Wealthy Nations Daily Update - Outlook Part 2

With the Fed having finally started raising rates, one of the major uncertainties is now behind us. The extent of future rate hikes by the Fed will depend on the evolution of economic data throughout 2016 with the median consensus forecast being 1.25%. Our own forecast is for a lower Fed funds rate with 1% being the most likely outcome given the significant downside risks to global growth.

Global growth is one of the key inputs in our credit analysis and helps us determine how much credit risk or beta, we wish to take. For modelling purposes we monitor OECD industrial production as a proxy for global growth. Rather than wait for the data to be published, we use a model to predict OECD industrial production with the latest forecast being MINUS 2.2%. This is already the lowest reading since the Global Financial Crisis with the estimate being made BEFORE today’s ISM reading of 48.2, lower than the 48.6 November reading, which will have a negative effect on the already poor outlook from the model. If you would like a copy of the updated chart, please let me know.

How does this affect our investment thinking? We know from research, and historical experience, that high grade bonds outperform in declining growth environments, hence our portfolios have a relatively high average rating of single A. The same analysis leads us to conclude that sub-investment grade bonds will continue to struggle until global growth stops slowing, which seems a long way off at present.

Which brings us back to our forecast for Fed Funds. Never before has the Fed started a tightening cycle with the ISM below 50 (the average of the past three is 57.2) which suggests to us that rate increases will be very modest. If we are wrong, then it is far more likely that US growth disappoints and rates end the year below 1%; we see very little risk of rates exceeding 1% by the end of 2016.

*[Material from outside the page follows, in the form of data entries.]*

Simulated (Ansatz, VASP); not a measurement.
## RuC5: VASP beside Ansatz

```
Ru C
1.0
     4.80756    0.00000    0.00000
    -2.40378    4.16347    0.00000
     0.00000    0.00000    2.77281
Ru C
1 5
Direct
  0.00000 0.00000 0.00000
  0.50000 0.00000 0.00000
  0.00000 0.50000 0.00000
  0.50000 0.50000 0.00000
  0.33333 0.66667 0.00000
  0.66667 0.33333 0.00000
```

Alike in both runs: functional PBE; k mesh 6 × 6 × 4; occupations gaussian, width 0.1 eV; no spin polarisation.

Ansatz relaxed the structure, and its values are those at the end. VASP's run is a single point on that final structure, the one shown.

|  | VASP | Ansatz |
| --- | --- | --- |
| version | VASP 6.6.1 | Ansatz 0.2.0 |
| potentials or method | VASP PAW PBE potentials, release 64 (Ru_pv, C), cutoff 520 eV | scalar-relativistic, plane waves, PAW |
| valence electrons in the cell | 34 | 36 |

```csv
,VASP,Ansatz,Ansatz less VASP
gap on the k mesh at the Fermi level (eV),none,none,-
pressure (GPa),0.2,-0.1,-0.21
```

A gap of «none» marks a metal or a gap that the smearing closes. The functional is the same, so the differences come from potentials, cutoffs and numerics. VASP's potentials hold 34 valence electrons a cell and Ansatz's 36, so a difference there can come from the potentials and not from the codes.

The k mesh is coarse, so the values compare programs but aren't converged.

In that environment, with inflationary pressures virtually non-existent, it is our contention that investors will find investment grade bonds very appealing. As an example, with a yield a smidgen under 5%, and a spread of 203 basis points over Treasuries our fair value model estimates our holding in IPIC 2041’s to be undervalued by around 22%. The same analysis suggests that Turkey 2043’s (Turkey is rated Baa3 by Moody’s and BB+ by S&P) is overvalued by 11% with the spread at just 283 basis points over, currently. That is very little additional compensation for the lower rating of Turkey and the downside risks to global growth.